Number 5 Crichton's Close is a haven for all things poetry.
As you veer off the busy Royal Mile and down a quintessentially Old Town street, bright lights emit from its windows onto the cobbles below.
Get a little closer to the Scottish Poetry Library's new glass façade and you will be greeted by row upon row of books - around 45,000 to be exact.
The library opens on Thursday, October 29, following a £380,000 renovation and expansion to house the world’s largest collection of Scottish poetry.
'A space for sound'
This motto is not the first thing you would associate with a library but as Colin Waters from the Scottish Poetry Library explains, the new design was made with the future at the forefront of their minds.

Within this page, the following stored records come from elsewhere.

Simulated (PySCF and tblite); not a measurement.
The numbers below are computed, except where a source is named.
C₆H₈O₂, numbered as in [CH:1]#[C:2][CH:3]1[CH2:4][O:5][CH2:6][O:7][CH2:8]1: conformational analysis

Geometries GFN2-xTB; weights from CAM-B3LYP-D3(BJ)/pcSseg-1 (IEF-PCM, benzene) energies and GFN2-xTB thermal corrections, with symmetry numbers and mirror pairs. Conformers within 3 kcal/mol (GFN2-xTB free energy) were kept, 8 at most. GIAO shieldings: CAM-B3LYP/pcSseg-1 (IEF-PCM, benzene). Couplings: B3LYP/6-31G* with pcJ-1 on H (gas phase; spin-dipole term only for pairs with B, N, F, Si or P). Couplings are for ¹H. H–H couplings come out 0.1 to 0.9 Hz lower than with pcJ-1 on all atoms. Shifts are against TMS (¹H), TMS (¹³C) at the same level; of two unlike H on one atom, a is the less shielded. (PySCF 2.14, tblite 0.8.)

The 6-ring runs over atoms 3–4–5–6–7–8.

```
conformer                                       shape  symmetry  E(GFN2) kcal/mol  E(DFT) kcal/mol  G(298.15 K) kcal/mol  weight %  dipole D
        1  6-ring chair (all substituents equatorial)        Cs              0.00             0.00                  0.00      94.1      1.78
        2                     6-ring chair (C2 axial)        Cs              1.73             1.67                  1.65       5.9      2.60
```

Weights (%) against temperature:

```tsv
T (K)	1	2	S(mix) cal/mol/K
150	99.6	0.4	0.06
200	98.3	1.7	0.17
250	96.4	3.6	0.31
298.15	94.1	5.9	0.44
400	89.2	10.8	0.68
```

“The name we gave to the renovation was ‘space for sound’ because we wanted to have space for books and to add to our book collection but we also wanted to have space so that people could listen to poetry and also make noise as well," Colin said.
“In libraries now, you can't just have books. It is about computers and technology.
"It is also about performance and being able to listen to poetry as well as being able to read it.
“The philosophy for the redesign is to look forward to the next 15 or 20 years so that whoever is working in a library 20 years from now looking at the demands of their time, the space in here will be flexible enough.
“Who knows, in 20 years, there may well be a holodeck where a holographic Rabbie Burns could read you poems."
Closed since May this year, a soundproofed room, a recording space to encourage spoken poetry and ‘sound lounge’ for listening to recorded poetry or a collection of vinyl records have all been introduced.
There will also be a new balcony for people to grab a book and relax outside, and various spaces with comfy chairs dotted around the library to encourage people to spend time relaxing in the library.
Marking the reopening with some poetry by National Poet of Scotland Liz Lochhead today, Colin says the bold move is in keeping with the rising popularity in Scotland’s spoken word scene.
“Right now, in the central belt in Scotland, spoken word poetry and performance is really popular," he said.
“You saw that during the referendum, you couldn't have a meeting within a poet there to do some poetry as well.
“Scottish poetry right now is in a real golden generation. People like John Burnside, Kathleen Jamie - they have won every poetry prize going and there is a really young generation of poets coming up as well.
“So this refurb feels to me in-tune with the spirit of what's going on with poetry now.
“It is a very confident expansive time and we wanted to reflect that and help people take it to the next stage.”
The Scottish Poetry Library, a charity, was inspired by the late founding director poet Tessa Ransford who helped open the first Scottish Poetry Library in 1984 with around 300 books – mostly donated – and a part-time staff of two.
In 1999, the Scottish Poetry Library moved into custom-built premises in Crichton’s Close, a building designed by Malcolm Fraser Architects which was awarded for its design.
Within the newly refurbished library, in a quiet corner, there is condolence book for Tessa, who passed away last month, a tribute Colin says people are being encouraged to share their words in.
There is also a nod to Scotland's poetry history with the anonymous book sculptures proudly on display as well as a writing table by the late Scottish poet William Sydney Graham Even.
The new frontage, which was designed to put books into the eyeline of passers-by, is also lined with the same blue tiles and wood previously used within the building.
"Visit Scotland used to call us a hidden gem. We don't want to be a hidden gem any more; we want to be a gem gem,” Colin laughs.
“It is not an ivory tower; it is a library for the community.
“I think Scotland is very interesting culturally now whether you like Young Fathers or like reading Don Paterson's new collection. And there are great Scottish artists working. It is a great buoyant time.
“We are part of this cultural revival or renaissance right now and the fact we are expanding at a time of contraction is in line with this general sense of confidence that Scots feel."